Data Protection retention personal information // IT Management Solutions

Data Protection retention personal information


The Data Protection Act 1998 does not specify periods for the retention of personal data. It is left to data controllers to decide how long personal data should be retained, taking into account the Data Protection Principles (see Data Protection Act Overview), business needs and any professional guidelines. In the context of SOAS, the following factors need to be taken into consideration:

  • The need to balance the requirement of the fifth Data Protection Principle - that personal data should not be kept for longer than necessary - against the need to prevent the premature or accidental destruction of data which would damage the interests of data subjects, contrary to the seventh Data Protection Principle.
  • The fact that the Data Protection Act does not override provisions in other legislation (e.g. health and safety legislation) which specify retention periods for personal data.

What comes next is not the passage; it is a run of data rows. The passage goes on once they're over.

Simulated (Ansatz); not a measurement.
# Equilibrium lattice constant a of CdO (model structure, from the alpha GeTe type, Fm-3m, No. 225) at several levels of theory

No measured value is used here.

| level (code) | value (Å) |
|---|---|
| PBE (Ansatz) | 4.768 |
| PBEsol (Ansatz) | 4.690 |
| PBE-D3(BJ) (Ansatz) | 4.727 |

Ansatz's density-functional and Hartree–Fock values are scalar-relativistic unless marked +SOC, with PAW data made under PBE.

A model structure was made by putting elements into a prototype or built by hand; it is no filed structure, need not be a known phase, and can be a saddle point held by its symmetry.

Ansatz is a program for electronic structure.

A retention schedule is a device used by records managers to specify retention periods for series of paper and electronic records (for an example, see the University of Edinburgh's retention schedules). A retention schedule has been developed for SOAS covering the major series of the School's records (i.e. focusing on those which SOAS generates in large quantities). The schedule will be developed as SOAS's information audit progresses.

Staff should note that under the Freedom of Information Act, it is a criminal offence to deliberately alter, deface, block, erase, destroy or conceal data which has been the subject of an access request under the Data Protection Act or the Freedom of Information Act with the intention of preventing the release of the data. However, data may be amended or deleted after receipt of the access request but before disclosure of the data, if the amendment or deletion would have taken place regardless of the request (e.g. under a retention schedule).